Equilibrium index of a sequence is an index such that the sum of elements at lower indexes is equal to the sum of elements at higher indexes. For example, in a sequence A:
A[0]=-7 A[1]=1 A[2]=5 A[3]=2 A[4]=-4 A[5]=3 A[6]=0
3 is an equilibrium index, because:
A[0]+A[1]+A[2]=A[4]+A[5]+A[6]
6 is also an equilibrium index, because:
A[0]+A[1]+A[2]+A[3]+A[4]+A[5]=0
(sum of zero elements is zero) 7 is not an equilibrium index, because it is not a valid index of sequence A.

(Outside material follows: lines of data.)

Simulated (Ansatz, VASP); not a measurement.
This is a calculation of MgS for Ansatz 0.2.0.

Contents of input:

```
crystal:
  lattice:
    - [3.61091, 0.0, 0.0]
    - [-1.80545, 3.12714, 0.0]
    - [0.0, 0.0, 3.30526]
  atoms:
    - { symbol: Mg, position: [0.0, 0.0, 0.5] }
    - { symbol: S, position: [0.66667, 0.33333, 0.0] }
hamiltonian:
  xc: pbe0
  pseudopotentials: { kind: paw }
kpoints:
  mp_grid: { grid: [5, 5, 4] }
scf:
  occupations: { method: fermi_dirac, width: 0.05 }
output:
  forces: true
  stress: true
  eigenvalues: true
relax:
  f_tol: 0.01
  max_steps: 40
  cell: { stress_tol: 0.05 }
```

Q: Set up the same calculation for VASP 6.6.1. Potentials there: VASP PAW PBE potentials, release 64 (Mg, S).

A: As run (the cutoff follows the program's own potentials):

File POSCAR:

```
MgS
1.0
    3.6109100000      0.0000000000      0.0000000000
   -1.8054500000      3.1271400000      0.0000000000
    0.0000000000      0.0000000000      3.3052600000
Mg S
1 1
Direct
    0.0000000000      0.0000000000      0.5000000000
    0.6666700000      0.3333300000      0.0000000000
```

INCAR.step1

Assume the sum of zero elements is equal zero. Write a function
int equi(int[] A);
that given a sequence, returns its equilibrium index (any) or -1 if no equilibrium indexes exist. Assume that the sequence may be very long.
Solution:
1. First get the sum of all the numbers in the array first. sum
2. adding the array from the left one by one. tempSum
3. if the sum – tempSum – A[i] == tempSum, then i is an equibibrium index.
int equip(int[] A){
int sum = sum(A);
int tempSum = 0;
for(int i=0;i<A.length;i++){
if(sum - tempSum - A[i] == tempSum){
return i;
}
tempSum += A[i];
}
return -1;
}
long sum(int [] A){
int sum = 0;
for(int i=0;i<A.length;i++){
sum += A[i];
}
}
The best solution, which are very often available should be the O(N) complex one. Always try to find the solution with O(N) time complexity or less.